German Holocaust denier Ursula Haverbeck, known as the "Nazi grandma", went on trial again on Friday in the German city of Hamburg for incitement to hatred, Deutsche Welle reported.
Haverbeck, 95, has repeatedly asserted that the Auschwitz death camp was just a work camp. She has been convicted several times but long avoided prison due to lengthy appeals. Germany's highest court threw out her case against the Verden conviction in August of 2018.
She has previously been imposed several fines and served at least 30 months for similar crimes.
In 2022, a Berlin court sentenced Haverbeck to 12 months in prison for denying that Jews were systematically murdered during the Holocaust. The prison sentence for that conviction has not yet begun.
The current case concerns statements made by Haverbeck in April 2015 on the sidelines of a trial against the later convicted SS member Oskar Gröning at the Lüneburg District Court and in a television interview.
According to prosecutors, she told journalists that Auschwitz was not an extermination camp but a labor camp. In a television interview with the NDR "Panorama" program, she also denied that mass extermination had taken place there.
The judge asked where the defendant stood today with regard to her previous statements. Haverbeck then repeated one of the statements, according to DW.
The trial is scheduled to continue on June 12 and June 26.

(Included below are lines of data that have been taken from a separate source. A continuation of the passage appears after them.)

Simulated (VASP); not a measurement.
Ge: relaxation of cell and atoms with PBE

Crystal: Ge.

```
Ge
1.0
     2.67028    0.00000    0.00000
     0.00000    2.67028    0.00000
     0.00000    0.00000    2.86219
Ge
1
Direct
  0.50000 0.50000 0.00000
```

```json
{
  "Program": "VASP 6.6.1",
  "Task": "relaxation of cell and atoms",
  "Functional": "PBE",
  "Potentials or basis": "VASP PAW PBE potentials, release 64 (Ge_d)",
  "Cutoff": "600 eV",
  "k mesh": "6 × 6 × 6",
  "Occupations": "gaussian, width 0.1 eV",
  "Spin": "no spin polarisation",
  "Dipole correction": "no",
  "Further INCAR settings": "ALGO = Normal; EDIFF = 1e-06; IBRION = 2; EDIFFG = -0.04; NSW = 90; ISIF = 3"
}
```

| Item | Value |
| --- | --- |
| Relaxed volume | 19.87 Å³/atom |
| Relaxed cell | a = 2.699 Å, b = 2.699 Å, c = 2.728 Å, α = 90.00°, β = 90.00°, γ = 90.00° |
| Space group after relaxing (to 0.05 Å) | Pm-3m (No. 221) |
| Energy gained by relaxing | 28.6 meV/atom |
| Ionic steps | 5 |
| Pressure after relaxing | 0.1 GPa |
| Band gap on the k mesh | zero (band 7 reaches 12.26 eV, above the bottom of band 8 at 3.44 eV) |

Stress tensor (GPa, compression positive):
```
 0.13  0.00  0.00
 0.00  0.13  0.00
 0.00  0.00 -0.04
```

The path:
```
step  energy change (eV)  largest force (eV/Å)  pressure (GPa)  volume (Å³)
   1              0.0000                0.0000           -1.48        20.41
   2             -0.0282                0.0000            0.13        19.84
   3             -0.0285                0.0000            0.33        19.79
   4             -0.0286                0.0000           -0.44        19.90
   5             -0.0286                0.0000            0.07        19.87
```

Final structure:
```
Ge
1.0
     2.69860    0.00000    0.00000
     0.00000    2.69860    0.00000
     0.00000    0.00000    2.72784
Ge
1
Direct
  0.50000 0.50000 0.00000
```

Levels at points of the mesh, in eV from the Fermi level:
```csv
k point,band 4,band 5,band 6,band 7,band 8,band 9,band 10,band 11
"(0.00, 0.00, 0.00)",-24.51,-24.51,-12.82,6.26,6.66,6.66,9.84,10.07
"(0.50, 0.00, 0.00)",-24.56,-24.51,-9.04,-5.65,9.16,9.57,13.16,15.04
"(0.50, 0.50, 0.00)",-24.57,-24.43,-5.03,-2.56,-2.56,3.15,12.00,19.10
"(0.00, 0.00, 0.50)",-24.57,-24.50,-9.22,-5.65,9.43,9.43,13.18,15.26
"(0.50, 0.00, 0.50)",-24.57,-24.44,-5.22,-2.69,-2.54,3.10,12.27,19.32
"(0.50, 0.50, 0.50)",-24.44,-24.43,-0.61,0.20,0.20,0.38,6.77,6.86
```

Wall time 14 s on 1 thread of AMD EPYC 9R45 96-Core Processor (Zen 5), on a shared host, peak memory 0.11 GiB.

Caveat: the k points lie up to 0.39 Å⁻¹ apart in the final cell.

German law makes it illegal to deny the genocide committed by Adolf Hitler’s regime, which in the Auschwitz-Birkenau camp in occupied Poland alone claimed some 1.1 million lives, mostly of European Jews.
Holocaust denial and other forms of incitement to hatred against segments of the population carry up to five years in prison in Germany, while the use of Nazi symbols such as swastikas is also banned.